The Norwegian authorities have refused an application by the mass killer, Anders Breivik, to form a fascist organisation from his prison cell, saying he provided them with insufficient paperwork.
Breivik, who killed 77 people in a bombing in Oslo and shooting at a youth camp on Utoya island in 2011, tried to register a political association which listed its aim as the "democratic fascist seizure of power in Norway" and the establishment of an independent state.
But the right-wing extremist only included one signatory – himself – while Norwegian regulations stipulate that an association must be two or more people, the Aftenposten newspaper reported.
A representative for the organisation that handles such requests told the newspaper that they dealt with the application as they would any other, and rejected it because it did not meet the legal requirements.
Despite the shocking natures of Breivik's crimes – most of his victims were teenagers – the Norwegian authorities have stressed that he must be treated in the same way as any other convict.
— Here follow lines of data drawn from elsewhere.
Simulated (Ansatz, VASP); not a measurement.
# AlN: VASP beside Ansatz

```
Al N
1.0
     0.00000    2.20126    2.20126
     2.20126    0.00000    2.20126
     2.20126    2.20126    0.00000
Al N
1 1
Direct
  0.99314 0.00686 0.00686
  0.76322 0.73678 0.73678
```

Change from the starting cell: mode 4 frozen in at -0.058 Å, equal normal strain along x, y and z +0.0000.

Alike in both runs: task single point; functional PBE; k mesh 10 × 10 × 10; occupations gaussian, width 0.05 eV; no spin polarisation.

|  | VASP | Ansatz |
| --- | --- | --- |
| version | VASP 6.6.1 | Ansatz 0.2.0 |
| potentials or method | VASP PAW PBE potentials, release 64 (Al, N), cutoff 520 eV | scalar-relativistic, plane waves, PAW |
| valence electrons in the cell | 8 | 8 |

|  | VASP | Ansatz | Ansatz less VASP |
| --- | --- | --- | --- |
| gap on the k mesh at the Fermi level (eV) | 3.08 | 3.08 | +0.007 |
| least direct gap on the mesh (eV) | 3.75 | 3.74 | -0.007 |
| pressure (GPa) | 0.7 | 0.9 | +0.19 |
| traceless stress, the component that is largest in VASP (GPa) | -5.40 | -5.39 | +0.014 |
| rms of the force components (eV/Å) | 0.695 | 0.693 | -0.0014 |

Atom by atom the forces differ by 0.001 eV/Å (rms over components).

The government has been praised for refusing to compromise national ideals of fairness and justice in the face of such provocative acts.
Breivik's lawyer, Tord Jordet, confirmed that his client was pursuing conducting political activities, and would appeal the rejection.
A representative from the Anti-Racist Centre of Norway said that if Breivik succeeded in setting up his association, the justice ministry may be able to ban it on the grounds that is it a terrorist group. Breivik is serving a 21 year jail sentence for the killings.